NEW YORK (CNN) -
Hoping to win back customers lost to free music downloads, one record company is slashing prices.
Universal Music Group said Wednesday it is cutting the suggested retail price of its compact discs to $12.98 from current prices ranging from $16.98 to $18.98.
The change is effective Oct. 1.
Universal sells nearly 30 percent of all albums in the United States, according to the company. Artists in its catalog include Eminem, Dr Dre, Sting, Elton John and Ashanti. The price cut also includes its catalog of older albums, with music by The Who, Jimi Hendrix, Ella Fitzgerald and Nirvana.
"The music industry has really been under siege.... The illegal file-sharing and peer-to-peer sites have really eaten into the music business in the last few years," Jim Urie, president of Universal Music and Video Distribution, said on CNNfn's The Biz Thursday. He estimated that industry-wide sales are down 30 percent from four years ago due to illegal downloads.
"We feel like we've got to make this change to make music a better value for the consumer," he said. "There's no question we're down to the sweet spot with consumers."
But Urie conceded that the strategy has risks for the company.
"Certainly we need to sell a lot more under this new pricing schedule than we needed to last week to make it work," he said.

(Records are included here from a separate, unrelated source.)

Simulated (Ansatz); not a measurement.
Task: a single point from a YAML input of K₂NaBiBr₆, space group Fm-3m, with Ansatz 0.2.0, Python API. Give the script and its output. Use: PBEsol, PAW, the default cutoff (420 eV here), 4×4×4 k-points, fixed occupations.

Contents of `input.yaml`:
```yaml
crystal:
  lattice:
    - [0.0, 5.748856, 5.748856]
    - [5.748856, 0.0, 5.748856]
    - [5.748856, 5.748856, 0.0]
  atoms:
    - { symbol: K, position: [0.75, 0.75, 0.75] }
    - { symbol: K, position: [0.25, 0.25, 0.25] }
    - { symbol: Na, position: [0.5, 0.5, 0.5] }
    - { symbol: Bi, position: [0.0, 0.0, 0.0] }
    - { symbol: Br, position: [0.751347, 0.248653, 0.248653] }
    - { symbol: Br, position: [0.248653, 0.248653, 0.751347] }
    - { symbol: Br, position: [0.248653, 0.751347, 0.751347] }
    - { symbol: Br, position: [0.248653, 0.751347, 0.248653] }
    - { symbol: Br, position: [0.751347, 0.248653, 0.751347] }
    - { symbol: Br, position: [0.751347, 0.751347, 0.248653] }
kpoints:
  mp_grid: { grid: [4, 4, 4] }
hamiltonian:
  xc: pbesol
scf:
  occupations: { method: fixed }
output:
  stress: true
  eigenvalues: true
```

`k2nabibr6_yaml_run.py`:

He also said that the cheaper CDs won't end music downloads from the Internet, but he hopes that consumers migrate to the legal music sites that pay the recording companies for the songs.
"There's no question the digital download business will grow exponentially in the next couple of years," he said.
Universal Music Group is the world's and the nation's largest music company, with almost as much U.S. market share as No. 2 Warner Music and No. 3 BMG combined. It is a unit of French media conglomerate Vivendi Universal (V: Research, Estimates) but is not one of the Vivendi Universal entertainment assets included in the recently announced purchase by General Electric Co. (GE: Research, Estimates).
Spokesmen at Warner and BMG, as well as at Sony Music and EMI Group, the other major recording companies, had no immediate comment Thursday. Warner Music is a subsidiary of AOL Time Warner (AOL: up $0.04 to $16.80, Research, Estimates), the parent company of CNN/Money.
The Wall Street Journal reported that the move shocked executives at competitors, who are expected to respond with price cuts of their own. "They are basically forever changing the record business today," one unnamed executive at a competing label said. "It's a massively bold move; it's the kind of move we as an industry need to be making."
Consumers have complained about the price of CDs, and the availability of free or cheap music downloads on the Internet has been cutting into industry sales for several years.
The IFPI, the international trade group, estimates that pirated music now costs the recording industry $4.6 billion annually, not including the value of CDs burned by individuals.